It is Like the Monkey on the Spaceship As I walked around the streets of New York City this past weekend, I spend a good deal of time reminiscing about my days in the ensemble track at NYU, when we performed Chekov's The Three Sisters. Our director, who was Bulgarian and studied at the Moscow Art Theater -- the birthplace of modern drama, where Stanislavsky taught his techniques through the plays of Chekhov -- was a bit of a madman. A wild, ingenious Bulgarian madman. As great of a teacher and brilliant a mind as he was, he had a tendency to get a bit, er, vague in his direction.
At one point in the rehearsal process he described one character's journey through a scene as this: "It is like the monkey on the spaceship."

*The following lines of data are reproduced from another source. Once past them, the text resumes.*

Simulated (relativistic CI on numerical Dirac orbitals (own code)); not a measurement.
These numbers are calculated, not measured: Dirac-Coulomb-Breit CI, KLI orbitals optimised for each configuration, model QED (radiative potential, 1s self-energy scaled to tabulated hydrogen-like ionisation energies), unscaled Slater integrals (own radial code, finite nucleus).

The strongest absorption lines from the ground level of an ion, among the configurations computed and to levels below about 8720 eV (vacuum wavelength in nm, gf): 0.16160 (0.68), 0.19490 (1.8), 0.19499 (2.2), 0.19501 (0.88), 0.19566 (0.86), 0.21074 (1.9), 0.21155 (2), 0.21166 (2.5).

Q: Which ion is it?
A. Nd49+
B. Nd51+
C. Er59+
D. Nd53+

We all looked at him like he was crazy . From what I remember, he was explaining the journey of Andrei. Andrei had married "below his class", and his wife had born him a son which obviously was not his. Being the only male heir to his father's estate, the burden of keeping the family together fell on him. He had to deny the fact that the child wasn't his while keeping together his three high-maintenance sisters through their in-fighting and personal struggles while proving to his doubting family that his marriage wasn't a mistake -- that he loved his wife, that she loved him, and he made his choices as best he could. Everything came crashing down on him at once. He was like the monkey on the spaceship -- taken for a ride into a place where he had no idea where he was going without anyone of his own kind to guide him or even give him a straightforward answer as to what was going on.
Make any sense to you? Yeah. Us either. Hence, it is like the monkey on the spaceship.